Eye For Film >> Movies >> Monstro! (2010) Film Review
Monstro!
Reviewed by: David Graham
The Ozploitation boom shows no sign og abating, but for every distinguished offering like The Loved Ones there's sub-B-movie tripe such as Monstro! to wade through. Attempting to appeal to a rockabilly crowd that traditionally laps up trashy old-school monster movies, this ruthlessly calculated but woefully misjudged mess occasionally sparks into visceral life, but for the most part merely stutters through a threadbare plot populated by unlikable characters.
A trio of mean man-eaters are on the rad and the run, but their classic ride isn't getting them very far. Detouring into a secluded seaside town, the girls chance upon a pretty young thing whom they aim to corrupt out of her small-town ways, partially in revenge against her cat-calling grandfather. When one of the group goes missing, the girls go looking for answers, but little do they realise that a legendary sea-monster is about to make its presence known.
While there's no doubting the punky charisma of the three leads, the script wastes their efforts by turning them into the lamest bad-girl caricatures imaginable; shimmying on car bonnets and binge-drinking like laddish louts may be all well and good but it's bloody boring to watch. When they tip over into nastily jarring violence, it feels like a From Dusk Til Dawn rug-pulling indulgence that just doesn't work. Too many scenes go on forever but lead nowhere, the dialogue is dire, and the only decent actors are lumbered with the least interesting parts.
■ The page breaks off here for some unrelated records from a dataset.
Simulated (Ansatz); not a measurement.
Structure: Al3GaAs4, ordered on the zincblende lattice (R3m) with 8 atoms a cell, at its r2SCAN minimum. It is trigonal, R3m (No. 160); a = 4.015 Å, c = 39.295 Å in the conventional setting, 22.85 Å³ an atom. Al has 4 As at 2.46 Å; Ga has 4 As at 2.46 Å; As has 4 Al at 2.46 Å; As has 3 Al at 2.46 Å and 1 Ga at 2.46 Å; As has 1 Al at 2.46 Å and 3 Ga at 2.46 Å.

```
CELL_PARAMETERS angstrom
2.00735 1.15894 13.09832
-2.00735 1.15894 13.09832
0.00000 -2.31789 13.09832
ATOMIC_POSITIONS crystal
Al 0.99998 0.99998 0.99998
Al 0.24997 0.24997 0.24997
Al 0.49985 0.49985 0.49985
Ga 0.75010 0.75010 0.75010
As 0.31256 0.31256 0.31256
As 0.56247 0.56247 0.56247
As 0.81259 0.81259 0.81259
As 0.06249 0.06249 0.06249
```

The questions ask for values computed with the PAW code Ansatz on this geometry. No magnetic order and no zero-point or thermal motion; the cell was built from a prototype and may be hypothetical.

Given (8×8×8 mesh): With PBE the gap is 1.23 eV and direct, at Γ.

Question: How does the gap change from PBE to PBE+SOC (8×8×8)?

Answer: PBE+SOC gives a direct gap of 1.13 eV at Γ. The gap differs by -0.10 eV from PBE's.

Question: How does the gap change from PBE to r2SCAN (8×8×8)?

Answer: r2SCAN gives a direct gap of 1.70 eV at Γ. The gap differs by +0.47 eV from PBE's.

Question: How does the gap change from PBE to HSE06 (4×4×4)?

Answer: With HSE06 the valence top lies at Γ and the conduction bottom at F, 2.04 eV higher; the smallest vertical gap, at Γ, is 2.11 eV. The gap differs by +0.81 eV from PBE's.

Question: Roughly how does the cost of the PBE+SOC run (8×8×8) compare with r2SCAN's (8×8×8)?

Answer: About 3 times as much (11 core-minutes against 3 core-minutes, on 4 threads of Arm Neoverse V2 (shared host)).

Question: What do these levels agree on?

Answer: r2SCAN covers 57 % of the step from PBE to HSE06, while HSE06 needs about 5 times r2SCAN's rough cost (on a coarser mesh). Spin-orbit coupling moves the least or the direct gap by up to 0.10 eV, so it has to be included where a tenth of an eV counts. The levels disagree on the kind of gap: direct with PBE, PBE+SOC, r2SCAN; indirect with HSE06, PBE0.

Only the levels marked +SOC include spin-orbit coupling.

The monster effects are actually reasonably well done when they do arrive, but for a film of such mercifully brief duration, there's nowhere near enough of them. A black and white opening is fairly well handled, but once the girls show their true colors any investment the viewer might have had in them will likely go out the window. The subsequent story is a mess of derivative ideas and execution. It's uninspired, with an anticlimactic siege proving too little, too late to save this lumpen garbage from sinking to the depths. Tremors it ain't. In fact it ain't even Troma.
If writer/director Stuart Simpson pitched Monstro as a short film at a quarter of the length, it might have cut the mustard, but in this unnecessarily inflated form it's an unwieldy beast that even straight-to aficionados will find trying. The plentiful extras weren't available for review but I don't doubt they'll prove more enjoyable than the main feature itself, and will probably be more interesting for aspiring film-makers as an example of good intentions gone bad.